Search code examples
scalasortinglistbuffer

Scala: Sort a ListBuffer of (Int, Int, Int) by the third value most efficiently


I am looking to sort a ListBuffer(Int, Int, Int) by the third value most efficiently. This is what I currently have. I am using sortBy. Note y and z are both ListBuffer[(Int, Int, Int)], which I am taking the difference first. My goal is to optimize this and do this operation (taking the difference between the two lists and sorting by the third element) most efficiently. I am assuming the diff part cannot be optimized but the sortBy can, so I am looking for a efficient way to do to the sorting part. I found posts on sorting Arrays but I am working with ListBuffer and converting to an Array adds overhead, so I rather not to convert my ListBuffer.

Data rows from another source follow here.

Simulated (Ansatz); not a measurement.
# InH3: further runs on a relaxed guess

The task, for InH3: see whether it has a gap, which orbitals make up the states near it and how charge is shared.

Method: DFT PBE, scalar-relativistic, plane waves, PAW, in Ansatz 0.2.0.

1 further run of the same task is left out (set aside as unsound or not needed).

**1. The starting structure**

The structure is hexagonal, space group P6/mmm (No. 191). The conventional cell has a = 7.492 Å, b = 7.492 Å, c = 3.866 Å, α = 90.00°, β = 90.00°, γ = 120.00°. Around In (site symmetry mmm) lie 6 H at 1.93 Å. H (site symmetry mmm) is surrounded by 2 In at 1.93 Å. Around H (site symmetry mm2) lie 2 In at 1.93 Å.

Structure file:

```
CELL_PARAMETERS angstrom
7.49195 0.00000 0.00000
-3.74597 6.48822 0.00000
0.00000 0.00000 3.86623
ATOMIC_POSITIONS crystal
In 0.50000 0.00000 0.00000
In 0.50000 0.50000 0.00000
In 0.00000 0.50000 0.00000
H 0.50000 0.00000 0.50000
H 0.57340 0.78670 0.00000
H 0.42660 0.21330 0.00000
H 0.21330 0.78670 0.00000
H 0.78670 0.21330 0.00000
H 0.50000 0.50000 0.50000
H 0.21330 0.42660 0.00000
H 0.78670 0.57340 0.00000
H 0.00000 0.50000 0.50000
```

val x = (y diff z).sortBy(i => i._3)

Solution

  • 1) If you want to use Scala libraries then you can't do much better than that. Scala already tries to sort your collection in the most efficient way possible. SeqLike defines def sortBy[B](f: A => B)(implicit ord: Ordering[B]): Repr = sorted(ord on f) which calls this implementation:

      def sorted[B >: A](implicit ord: Ordering[B]): Repr = {
        val len = this.length
        val arr = new ArraySeq[A](len)
        var i = 0
        for (x <- this.seq) {
          arr(i) = x
          i += 1
        }
        java.util.Arrays.sort(arr.array, ord.asInstanceOf[Ordering[Object]])
        val b = newBuilder
        b.sizeHint(len)
        for (x <- arr) b += x
        b.result
      }
    

    This is what your code will be calling. As you can see it already uses arrays to sort data in place. According to the javadoc of public static void sort(Object[] a):

    Implementation note: This implementation is a stable, adaptive, iterative mergesort that requires far fewer than n lg(n) comparisons when the input array is partially sorted, while offering the performance of a traditional mergesort when the input array is randomly ordered. If the input array is nearly sorted, the implementation requires approximately n comparisons.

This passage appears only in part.